Superbird11/ranges

internal sharing of RangeDict values can cause debugging headaches... fix or clarify in documentation?

Closed this issue · 4 comments

from ranges import Range, RangeDict
from operator import ior
d=RangeDict()
d[Range(1,2)]=set([3])
d[Range(3,4)]=set([3])
ior(d[Range(1,2)],set([4])) # e.g. as when underlying the use of the |= operator
print(d)

...produces...

{{[1, 2), [3, 4)}: {3, 4}}

...which is clearly not expected behavior. By returning values that are shared with other ranges internally, operators like |= become sources of bugs that are tough to discover.

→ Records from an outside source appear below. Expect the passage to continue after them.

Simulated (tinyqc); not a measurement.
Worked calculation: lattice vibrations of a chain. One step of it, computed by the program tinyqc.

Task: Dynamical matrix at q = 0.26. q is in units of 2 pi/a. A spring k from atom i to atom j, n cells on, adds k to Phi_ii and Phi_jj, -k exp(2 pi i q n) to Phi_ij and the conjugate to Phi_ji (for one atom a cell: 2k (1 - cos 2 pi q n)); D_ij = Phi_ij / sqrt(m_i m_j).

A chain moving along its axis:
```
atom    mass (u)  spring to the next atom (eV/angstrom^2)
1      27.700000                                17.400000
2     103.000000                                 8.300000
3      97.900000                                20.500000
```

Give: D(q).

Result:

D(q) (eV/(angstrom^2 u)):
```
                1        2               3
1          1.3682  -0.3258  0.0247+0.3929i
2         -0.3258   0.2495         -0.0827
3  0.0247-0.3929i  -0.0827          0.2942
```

How can we either indicate that code like the following is sometimes necessary or else change the module behavior to make it unnecessary? I assume there is some good reason that objects are compacted/shared internally?

from ranges import Range, RangeDict
from copy import copy

oldgi=RangeDict.__getitem__
def newgi(this,key):
    return copy(oldgi(this,key))
RangeDict.__getitem__ = newgi

d=RangeDict()
d[Range(1,2)]=set([3])
d[Range(3,4)]=set([3])
d[Range(1,2)] |= set([4])
print(d)
{{[3, 4)}: {3}, {[1, 2)}: {3, 4}}

This is a bug, thanks for reporting it.

The main reason it's happening is that, to improve performance and simplify deletion, RangeDict correspondences are linked in both directions (i.e. there's a mapping of values to keys in there along with the expected mapping of keys to values). So if multiple keys share the same value, they get grouped together into a single RangeSet which then becomes a single key.

The direct cause, then, is probably that the comparison internally is using == rather than is, which causes this to happen to set values in particular (though it would happen to int values either way, so that behavior is still wrong and needs to be fixed). The underlying cause, though, probably has to do with __setattribute__() not splitting a range if only part of it is assigned to a new value. I'll look into it.

So if multiple keys share the same value, they get grouped together into a single RangeSet which then becomes a single key.

I think this may be appropriate, it just leads to some unintuitive behavior. I almost wonder whether there needs to be an option to return copies of internally shared objects rather than the objects themselves, and perhaps this could be the default? Then someone seeking higher performance who understands the nuances could turn it off in RangeDict init?

EDIT: another idea would be to allow the user to decide in init whether to use "is" or "==" ... I would lean towards giving the user as many options as possible, and making sure the default ones yield the fewest functional surprises even if it slows things down

d=RangeDict()
d[Range(1,2)]={'a':set([1]),'b':set([2])}
d[Range(3,4)]={'a':set([1]),'b':set([2])}
print(d)
d[Range(2,3)]={'a':set([1]),'b':set([2])}
print(d)
{{[1, 2), [3, 4)}: {'a': {1}, 'b': {2}}}
{{[1, 4)}: {'a': {1}, 'b': {2}}}

To expand on the above, I would not want to lose the option of compression based on ==

Added an optional kwarg identity to the RangeDict constructor which can toggle this behavior on or off (using identity instead of equality to determine when two keys are pointing to the same value). This should resolve the issue.